This article highlights modern analysis technology that allows engineers to answer what-if questions that would have been impractical or perhaps impossible to manage in Edison’s day. Edison pushed engineers to test their designs as thoroughly as they could. No one is about to suggest that physical prototyping and real-world testing will ever become a thing of the past, but building prototypes has become more expensive over the years as products have become more sophisticated. Successful companies today allow for experimentation that strikes the right balance between computerized simulations and Edison’s hands-on prototyping method. Engineers and analysts work closely with reliability engineers, who are also in the loop. The latter group ensures that the machines are as reliable as possible. They are the engineers who perform in-house accelerated and component testing, working mainly with already-built machines. Experimentation, analysis, and prototyping—both physical and virtual—cannot be sidestepped. But engineers need to strike the right balance between physical and virtual experimentation appropriate to their companies.
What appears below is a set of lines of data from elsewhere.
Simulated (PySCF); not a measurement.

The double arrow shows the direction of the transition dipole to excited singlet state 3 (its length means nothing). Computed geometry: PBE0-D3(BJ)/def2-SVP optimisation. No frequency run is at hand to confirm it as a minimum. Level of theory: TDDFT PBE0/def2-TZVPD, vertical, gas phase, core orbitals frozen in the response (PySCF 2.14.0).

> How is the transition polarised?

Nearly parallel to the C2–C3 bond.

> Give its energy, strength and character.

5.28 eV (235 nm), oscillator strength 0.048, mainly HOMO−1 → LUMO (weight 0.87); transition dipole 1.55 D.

Wasn’t it Thomas Edison who made the quip about success? That it’s 10 percent inspiration and 90 percent perspiration.
It makes you wonder what Edison might have explored if he had access to analysis software. Computers don’t do away with perspiration, but virtual testing lets engineers extract more information today from much less physical prototyping than they could in the past.
Modern analysis technology allows engineers to answer what-if questions that would have been impractical, or perhaps impossible, to manage in Edison’s day, according to Stefan Thomke, an associate professor of business administration at the Harvard Business School.
What if the earth quaked near a dam you designed? How would the dam be affected? How could you design around that possibility?
You could model the soil in a computer and analyze its ability to remain stable under a variety of conditions.
“Today’s new technologies let experiments happen quickly and easily,” Thomke said. “Many new possibilities are created through the what-if experimentation these technologies allow for. When testing is very expensive, we don’t try things out. These technologies let us do that.”
Thomke is the author of Experimentation Matters: Unlocking the Potential of New Technologies for Innovation (Harvard Business School Press, 2003), which looks at how new technologies affect experimentation at businesses. He says many businesses aren’t properly set up to take full advantage of new product development tools.
“Engineers can innovate, but as they come up with these new ideas, they need them to be tested,” he said. “They wait for feedback from analysts, but there’s a wall between analysts and engineers. Analysts think of engineers as customers sometimes, and they have a long queue of projects they need to look at. An engineer’s project could get put on a list, and he’d get a report back three months later.”
That waiting game does not drive innovation. Because technology has moved so quickly, companies have a hard time figuring out how to best incorporate new analysis technologies into their established testing and analysis structure.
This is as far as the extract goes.